Review: FWB Guide to Storage
Published by: FWB Software LLC
185 Constitution Drive, Suite A
Menlo Park, California 94025
Phone: (415) 463-3500
Fax: (415) 463-3558
List Price: $29.99
As a long-time user of FWB’s Hard Disk Toolkit, I eagerly awaited my chance to review FWB’s “Guide To Storage.” The press release claims the book is “...an essential companion for end-users, graphic designers, programmers, and IS professionals alike.” While I do give credit to Norman Fong, the author and president of FWB, for stating in his preface that the book is meant to serve as a bridge between non-technical documentation and the technical specifications that defines various storage standards and technologies, those of you looking for hard-core details will have to look elsewhere.
“Guide To Storage” starts off with a brief introduction to the mechanics of hard drives. In an effort to aim the book toward a general audience, a number of concepts were omitted. Some readers might wonder if they skipped a page. One example is that the term “Sector header CRC” is used with no prior reference or explanation. However, as introductions go, it’s passable.
FWB’s background in SCSI drives and Mac software development becomes apparent in Chapter 3, “All About SCSI” and Chapter 4, “All About Serial SCSI.” The amount and level of detail on the SCSI protocol should satisfy most any user. These two chapters, which amount to a third of the book, persuaded me to make the book a permanent part of my reference library.

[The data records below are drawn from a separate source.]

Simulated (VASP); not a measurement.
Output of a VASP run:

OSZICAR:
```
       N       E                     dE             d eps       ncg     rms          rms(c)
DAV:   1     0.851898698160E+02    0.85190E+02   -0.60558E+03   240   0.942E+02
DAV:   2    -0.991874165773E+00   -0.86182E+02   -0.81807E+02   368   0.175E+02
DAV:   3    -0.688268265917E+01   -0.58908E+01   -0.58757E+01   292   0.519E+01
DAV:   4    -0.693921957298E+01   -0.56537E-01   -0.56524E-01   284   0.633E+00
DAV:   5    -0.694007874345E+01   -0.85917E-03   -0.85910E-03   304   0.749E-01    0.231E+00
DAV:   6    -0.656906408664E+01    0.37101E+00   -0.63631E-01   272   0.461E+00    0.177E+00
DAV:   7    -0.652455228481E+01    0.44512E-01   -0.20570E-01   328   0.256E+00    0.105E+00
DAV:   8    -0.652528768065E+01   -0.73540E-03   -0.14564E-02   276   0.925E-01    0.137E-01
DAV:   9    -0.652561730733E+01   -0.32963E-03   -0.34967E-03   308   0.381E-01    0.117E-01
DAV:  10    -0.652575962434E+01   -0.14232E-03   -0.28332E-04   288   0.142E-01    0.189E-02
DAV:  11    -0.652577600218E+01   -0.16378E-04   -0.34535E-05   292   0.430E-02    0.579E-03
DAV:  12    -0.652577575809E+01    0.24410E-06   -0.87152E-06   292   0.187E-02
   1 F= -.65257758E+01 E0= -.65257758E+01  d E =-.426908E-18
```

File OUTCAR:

The last third of the book briefly covers IDE drives, expansion buses, storage- related utility programs (actually a short chapter on FWB software - a little more publicity never hurts), and hard drive troubleshooting. For those of you who don’t support hard drives on a daily basis, the troubleshooting chapter provides a nice summary of common Mac and PC hard drive-related problems.
I suspect that the interested lay person will find this book an interesting overview of storage devices we use on a daily basis, but never consider in any great detail. However, even with the book’s heavy emphasis on the SCSI protocol, coverage of the topic is uneven and leaves the reader with many unanswered questions. For those of you who find the book a nice starting point for further research, the appendix has a list of publications dealing with storage standards and technologies, as well as a number of Internet sites and mailing lists related to storage technology.